As I have set out above, the Claimants’ position in the adjudications was (in the Notices of Intention to Refer) that there was a contract entered into initially to which M Hart Construction Ltd. was a party. That was plainly wrong. Subsequently in each adjudication, the Referring Party contended that the contract initially entered into by Mr Hart had been novated to MHCL. Further, in each adjudication the manner in which the contracts were said to have been novated was clearly set out as being the effect of a conversation between Mr Hart and Mr Ibrahim on 26 January 2015 and subsequent conduct giving rise to an implied novation.

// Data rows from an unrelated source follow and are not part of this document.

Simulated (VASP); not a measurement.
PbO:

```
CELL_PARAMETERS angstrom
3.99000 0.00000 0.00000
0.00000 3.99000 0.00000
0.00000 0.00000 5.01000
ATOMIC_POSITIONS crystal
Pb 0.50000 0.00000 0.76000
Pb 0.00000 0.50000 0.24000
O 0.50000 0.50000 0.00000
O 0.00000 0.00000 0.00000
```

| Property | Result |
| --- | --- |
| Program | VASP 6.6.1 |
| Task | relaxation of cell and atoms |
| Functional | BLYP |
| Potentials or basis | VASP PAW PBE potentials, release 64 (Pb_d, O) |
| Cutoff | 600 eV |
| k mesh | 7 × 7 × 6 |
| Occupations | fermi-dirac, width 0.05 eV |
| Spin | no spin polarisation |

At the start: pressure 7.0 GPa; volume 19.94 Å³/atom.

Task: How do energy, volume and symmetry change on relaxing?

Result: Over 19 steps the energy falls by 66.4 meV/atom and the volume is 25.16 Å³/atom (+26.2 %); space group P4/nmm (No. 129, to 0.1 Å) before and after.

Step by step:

The very reference to an implied novation means that it was not and is not MHCL’s case that novation was expressly discussed and agreed but rather that what was agreed can be inferred from what was said and how the parties conducted themselves thereafter. It seems to me that MHCL’s case must be that the request to novate the contract was the product of the conversation between Mr Hart and Mr Ibrahim and that subsequent conduct evidences the acceptance of that request.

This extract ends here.